Thursday, March 29, 2007

Blank

Working out helps your intellect. You wouldn't think it, but it does. Sometimes I've been tortured over not understanding something, or many things, for days and weeks! Then, I've gone running, and all of a sudden, everything makes sense for a moment! Then I get stupid and try to start figuring everything out again and it doesn't work - again - and I get so pissed off! Its a vicious cycle.

But I know better now. Now, I'll just relax and "rejoice in my portion" rather than "being confused". I hate being confined and known, but I just am - God is the infinite, but I am just a man, and I'm okay with that - spiritually, physically, etc.

I am not going to get stupid or anything, but you notice the women working out and its a spiritual exercise to put the devil under your feet, too. It's great. You think, "The LORD is watching and He says that that leads to death, so devil get under my feet", and the devil has to flee. It's really good. Sometimes I get the feeling that God wants me to have a wife, but I am smarter than that now, too. I'm not going to wait for God to "lead" me to do anything ever again. I am just going to do whatever I want and do it the best I know how to the best of my ability - that's it.

Maybe the reason for all my failures in God was because of pride and trying to be a bigshot, like going to the gym, trying to lift a ton of weight, and never getting anywhere, because you can't lift that, and then you stay skinny and unmuscular (hmm... how would I know anything about that?)

Jesus, I am so found-out.

Sometimes thinking isn't good. It's where I used to meet with the Lord, but that relationship is over. Maybe God will find a new way to communicate with me, because He loves me, but my mind is too emotional, I think. I always think, "The hour is late, the Lord is returning soon, and I am not ready or close enough to Him." I love Jesus, but I don't know how to love Him. I feel like a fool, like an idiot for even trying. So now I will just go about my daily business, working on my daily regular necessities regardless of whether I feel Him near or whatever. He will do whatever He wants, and so will I. That's the only thing I can figure can work - and I didn't even have to "figure" it. Whatever.

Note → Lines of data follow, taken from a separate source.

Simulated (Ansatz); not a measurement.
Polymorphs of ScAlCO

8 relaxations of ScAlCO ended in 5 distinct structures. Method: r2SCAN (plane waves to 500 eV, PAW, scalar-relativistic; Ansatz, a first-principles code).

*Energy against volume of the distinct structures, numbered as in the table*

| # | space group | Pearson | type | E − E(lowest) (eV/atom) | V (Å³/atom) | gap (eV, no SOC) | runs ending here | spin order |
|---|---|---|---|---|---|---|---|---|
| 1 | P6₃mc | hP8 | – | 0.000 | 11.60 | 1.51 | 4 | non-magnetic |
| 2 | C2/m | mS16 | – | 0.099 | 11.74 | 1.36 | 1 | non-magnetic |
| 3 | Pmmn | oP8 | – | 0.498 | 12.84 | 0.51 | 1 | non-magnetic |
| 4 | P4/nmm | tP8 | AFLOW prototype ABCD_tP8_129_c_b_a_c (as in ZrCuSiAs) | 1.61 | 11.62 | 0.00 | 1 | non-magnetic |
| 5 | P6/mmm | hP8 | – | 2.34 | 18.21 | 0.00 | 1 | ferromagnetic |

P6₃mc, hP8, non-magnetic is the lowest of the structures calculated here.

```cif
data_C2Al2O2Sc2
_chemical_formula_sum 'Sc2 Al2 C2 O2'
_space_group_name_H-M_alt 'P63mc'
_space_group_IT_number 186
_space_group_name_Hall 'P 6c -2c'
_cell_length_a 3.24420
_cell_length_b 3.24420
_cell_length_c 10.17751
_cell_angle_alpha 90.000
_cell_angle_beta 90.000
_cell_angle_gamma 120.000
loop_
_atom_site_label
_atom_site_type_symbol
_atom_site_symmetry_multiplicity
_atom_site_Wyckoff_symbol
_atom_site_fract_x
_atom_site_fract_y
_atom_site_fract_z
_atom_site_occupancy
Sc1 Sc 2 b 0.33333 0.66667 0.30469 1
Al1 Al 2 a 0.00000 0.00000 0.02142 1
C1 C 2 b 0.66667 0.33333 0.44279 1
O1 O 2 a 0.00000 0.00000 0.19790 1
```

The only danger is the blow to my ego in case it actually works - oh, watch out, Daniel, you're going to die the death prescribed by God, you just might succeed!
The blow to his ego? Yes, the blow to my ego - why, I'll tell you : because if I am not "worshipping God or doing something to EARN God's presence, then it's FREE, and that is like... what... this good thing... free? ... No... it can't be... I know I have to do something... "

Whatever, I'll tell you if it works. No laws here, just pure spirit.

Peace!

Wednesday, March 21, 2007

Fresh Bread

There are so many lies and half-truths out there concerning God - many outside and many inside the called-out ones, I have to voice the truth about the coming events on Earth. That is why I am making this website.